Community concern over unusual siltation of Wonboyn estuary has intensified, with emerging reports that scientific studies conducted by the Office of Environment and Heritage (OEH) and NSW Forestry Corp present conflicting results.
As reported last week, a meeting was conducted at Wonboyn Lake on Wednesday, February 10, with the OEH, Forestry Corp, BVSC, and EPA presenting evidence to approximately 50 Wonboyn residents.
Of most concern was whether the incidence of the unusual orange coloured silt in the lake is linked to logging in the Wonboyn catchment, with soil tests focused on the occurrence of pink Ordovician Turbidite soil.
Wonboyn Lake Ratepayers Association president Andrew Jeeves alleges OEH’s soil sample results are “diametrically opposed” to results presented by an undisclosed scientist engaged by NSW Forestry Corp, creating a major “sticking point” in the investigation.
“OEH identified the soil as highly erodible, while Forestry Corp representative Lee Blessington said he believed it was one of the most stable soils he had worked in.”
Buoyed by positive investigation results thus far, Forestry Corp will continue logging in the Wonboyn catchment.
“The draft report issued by the Environment Protection Authority cites no evidence the sediment was a result of forestry activities,” a NSW Forestry Corp spokesman said on Tuesday February 23.

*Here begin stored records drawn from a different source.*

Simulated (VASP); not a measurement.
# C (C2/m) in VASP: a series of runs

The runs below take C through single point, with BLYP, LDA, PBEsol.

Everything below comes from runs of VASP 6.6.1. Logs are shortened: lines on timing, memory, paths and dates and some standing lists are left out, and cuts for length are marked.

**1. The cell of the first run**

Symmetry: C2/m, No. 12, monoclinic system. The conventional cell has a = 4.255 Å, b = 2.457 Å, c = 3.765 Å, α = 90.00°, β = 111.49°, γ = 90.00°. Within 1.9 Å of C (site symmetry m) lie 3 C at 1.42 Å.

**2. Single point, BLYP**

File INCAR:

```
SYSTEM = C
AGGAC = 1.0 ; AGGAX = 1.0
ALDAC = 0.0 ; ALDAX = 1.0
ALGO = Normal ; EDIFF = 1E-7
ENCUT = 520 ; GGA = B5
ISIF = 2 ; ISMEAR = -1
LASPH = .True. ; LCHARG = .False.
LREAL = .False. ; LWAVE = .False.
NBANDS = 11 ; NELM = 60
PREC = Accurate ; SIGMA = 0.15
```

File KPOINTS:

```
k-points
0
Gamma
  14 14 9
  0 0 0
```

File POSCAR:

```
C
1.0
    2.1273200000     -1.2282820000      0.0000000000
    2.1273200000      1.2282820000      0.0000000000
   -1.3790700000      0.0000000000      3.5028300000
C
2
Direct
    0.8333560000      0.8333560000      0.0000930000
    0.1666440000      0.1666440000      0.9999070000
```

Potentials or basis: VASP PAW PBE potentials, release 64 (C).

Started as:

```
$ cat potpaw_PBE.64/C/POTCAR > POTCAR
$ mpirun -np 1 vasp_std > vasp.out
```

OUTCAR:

“Investigations by Forestry Corporation’s soil scientist found that there was substantial evidence of alternative sources of sediment within the catchment and outside of the state forests which had not been investigated by OEH.”
The Magnet sought clarification with the OEH, who issued a formal statement on Tuesday, February 23, focusing on the nature of the soil type found in the Wonboyn catchment, which dates back more than 400 million years.
“The soils formed during this period are predominantly clays that are reddish in colour and produce extremely fine grained sediments that when mixed with fresh water stay in suspension for a long time,” an OEH spokesperson said.
“The suspended sediments eroded from soils from Ordovician rocks are an inert clay and considered not hazardous.”